Recently, I made a list of my favorite mantras about “simplicity” —
KISS — Keep it simple, students (this is a family blog).
Occam’s razor — All things being equal, the simplest explanation tends to be the right one.
“If you can’t explain it to a six year old, you don’t understand it yourself.” Albert Einstein
“Life is really simple, but we insist on making it complicated.” Confucius (and most marketers)
Less is more.
Liberating Constraint — Without boundaries, the imagination flounders.
“Perfection is achieved, not when there is nothing more to add, but when there is nothing left to take away.” Antoine de Saint-Exupery
There are more insightful morsels like these, but the seven above I keep foremost in my thinking every day.
I find myself returning to them often because we humans tend to move away from simplicity rather than toward it.
I’m not sure why. Maybe because simple requires thinking and that’s hard work. Perhaps it is because we like new and shiny. We succumb too easily to boredom. When something becomes familiar, we no longer trust it. We have short attention spans, although I question this supposedly accepted fact. Any combination, or all, of the above.
I noticed this propensity for the complicated when I started teaching college composition and literature. My students, for reasons not clear to me, wrote paragraph-length sentences to express their ideas. Perhaps they wanted to impress me.
They seemed to fear short sentences. Their lengthy sentences most often ended up in the ditch, having arrived there for lack of control and clarity.
I see it regularly among participants of my creative-brief-writing workshops. They admit to populating their briefs with marketing lingo and insider short-hand because that is the world they know.
When you live and play among others who speak the same language, is it any wonder that this short-hand ends up in their creative briefs?

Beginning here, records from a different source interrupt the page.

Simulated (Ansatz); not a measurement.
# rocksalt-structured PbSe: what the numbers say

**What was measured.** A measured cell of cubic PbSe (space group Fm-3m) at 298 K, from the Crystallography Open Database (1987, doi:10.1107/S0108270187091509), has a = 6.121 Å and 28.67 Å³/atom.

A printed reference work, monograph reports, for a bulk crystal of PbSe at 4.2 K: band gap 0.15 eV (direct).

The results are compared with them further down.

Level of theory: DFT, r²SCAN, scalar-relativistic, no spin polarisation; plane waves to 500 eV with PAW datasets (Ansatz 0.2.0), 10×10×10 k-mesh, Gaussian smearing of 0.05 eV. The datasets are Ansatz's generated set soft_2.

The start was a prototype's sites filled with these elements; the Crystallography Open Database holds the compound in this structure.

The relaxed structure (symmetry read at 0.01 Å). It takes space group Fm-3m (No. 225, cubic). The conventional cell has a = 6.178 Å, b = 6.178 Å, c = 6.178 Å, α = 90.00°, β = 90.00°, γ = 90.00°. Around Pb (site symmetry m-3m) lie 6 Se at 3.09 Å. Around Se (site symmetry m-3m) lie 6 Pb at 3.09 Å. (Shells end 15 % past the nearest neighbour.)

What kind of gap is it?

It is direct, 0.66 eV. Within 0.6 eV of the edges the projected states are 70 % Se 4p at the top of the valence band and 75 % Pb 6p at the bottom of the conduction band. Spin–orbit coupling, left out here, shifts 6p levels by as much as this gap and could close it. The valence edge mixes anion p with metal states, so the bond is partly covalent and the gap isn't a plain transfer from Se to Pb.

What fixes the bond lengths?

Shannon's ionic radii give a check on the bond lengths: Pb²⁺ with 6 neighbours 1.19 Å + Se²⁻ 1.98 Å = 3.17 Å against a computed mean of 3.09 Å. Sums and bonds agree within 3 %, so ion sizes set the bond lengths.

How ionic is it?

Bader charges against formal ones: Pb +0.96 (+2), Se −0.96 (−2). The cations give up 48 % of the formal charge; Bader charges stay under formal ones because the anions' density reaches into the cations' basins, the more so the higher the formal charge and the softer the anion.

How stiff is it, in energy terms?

Is it any wonder that the writers of this short-hand are the last ones to see it?
My favorite mantra from the list above is Albert Einstein’s. If I can’t make an idea, a brand, a concept clear to a child, how can I understand it?
Try it. Explain free trade policy to a six year old.
I’m sure you can, but not before you really think about it.
Simplicity is easy to preach, harder to practice.
Which is one reason why we have so many catchy mantras to remind us to keep things simple.